11 Matching Annotations
  1. Dec 2025
    1. We younger Negro artists who create now intend to express our individual dark-skinned selves without fear or shame.

      Hughes announces the new movement in art that is based on racial pride. This quote is significant because it shaped the cultural identity of the Harlem Renaissance. He gives Black artists the power to reject white approval and claim full freedom in their cultural expression.

    2. The old subconscious “white is best” runs through her mind.

      This is when Hughes criticizes internalized racism, but the passage is based on the male point of view. We don't hear much from Black women, queer artists, or people living in rural Southern areas. Their lives would help us understand race and art in a deeper way.

    3. The Negro artist works against an undertow of sharp criticism and misunderstanding from his own group and unintentional bribes from the whites.

      There are both white and black readers in this group. Hughes wants to show how both of these groups can stop Black people from being creative. His goal is to get artists to fight these pressures and make honest art that comes from Black experience.

    4. be respectable, write about nice people

      Hughes shows how the Black community is torn between artistic freedom and politics of respectability. This makes me wonder: should art try to improve the community's image, or should it tell the truth, even if it means showing pain and trauma?

    5. they are not ashamed of him

      Hughes praises black people from working-class backgrounds for being proud of their culture. This makes me think of how Black elites often criticize modern artists like hip-hop rappers, even though they are adored around the world. Who gets to say what Black art is "good"?

    6. The whisper of “I want to be white” runs silently through their minds.

      This ties in with W.E.B Du Bois's idea of "double consciousness," which says Black people always see themselves through the eyes of white society. How does internalized racism still affect how people are portrayed in cultural and the media?

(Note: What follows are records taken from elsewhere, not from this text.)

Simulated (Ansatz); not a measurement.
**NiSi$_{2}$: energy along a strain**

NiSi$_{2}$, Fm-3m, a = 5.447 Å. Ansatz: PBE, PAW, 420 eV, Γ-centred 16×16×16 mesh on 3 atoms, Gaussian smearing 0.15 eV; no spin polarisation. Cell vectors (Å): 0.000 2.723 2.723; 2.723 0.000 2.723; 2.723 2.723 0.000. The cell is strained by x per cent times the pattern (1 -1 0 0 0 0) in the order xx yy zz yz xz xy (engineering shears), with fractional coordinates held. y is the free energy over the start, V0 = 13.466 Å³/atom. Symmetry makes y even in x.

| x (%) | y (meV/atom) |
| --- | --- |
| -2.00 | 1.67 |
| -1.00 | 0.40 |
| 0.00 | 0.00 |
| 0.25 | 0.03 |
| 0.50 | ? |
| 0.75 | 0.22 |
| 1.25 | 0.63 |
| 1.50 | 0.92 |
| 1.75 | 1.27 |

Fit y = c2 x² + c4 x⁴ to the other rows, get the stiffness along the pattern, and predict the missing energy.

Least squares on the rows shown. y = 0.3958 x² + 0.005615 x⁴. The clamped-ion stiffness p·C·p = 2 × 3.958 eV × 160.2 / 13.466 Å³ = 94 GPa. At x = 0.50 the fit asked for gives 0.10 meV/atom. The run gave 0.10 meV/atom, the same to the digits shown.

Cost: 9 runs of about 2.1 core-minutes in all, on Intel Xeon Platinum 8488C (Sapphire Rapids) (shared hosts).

    7. jazz is their child.

      In the 1920s, jazz spread around the world from its roots in African American communities. Hughes proudly says that jazz was created by black people, a rejection of white people's attempt to take it over or make it seem less important.

    8. he family attend a fashionable church where few really colored faces are to be found.

      This shows how Black communities divide people into group based on their skin color and social class. Due to the history of slavery, lighter skin was seen as a sign of privilege in the early 20th century. Hughes explains how even black institutions helped to keep racism alive.

    9. But this is the mountain standing in the way of any true Negro art in America

      Black artist in New York were becoming more well-known during the Harlem Renaissance (1920s), when Hughes is writing. Black artist were under pressure to live up to white expectations due to racism and internalized colorism.

    10. Nordic manners, Nordic faces, Nordic hair, Nordic art

      "Nordic" describes the racial characteristics and cultural values of white Northern Europeans. Hughes uses the term sarcastically to show how some Black middle class families admired and attempted to imitate whiteness.

    11. American standardization,

      This refers to the pressure to fit in with American mainstream white cultural norms. Hughes uses the phrase to critique how black people are pressured by society to give up their unique cultural identities in order to "fit in."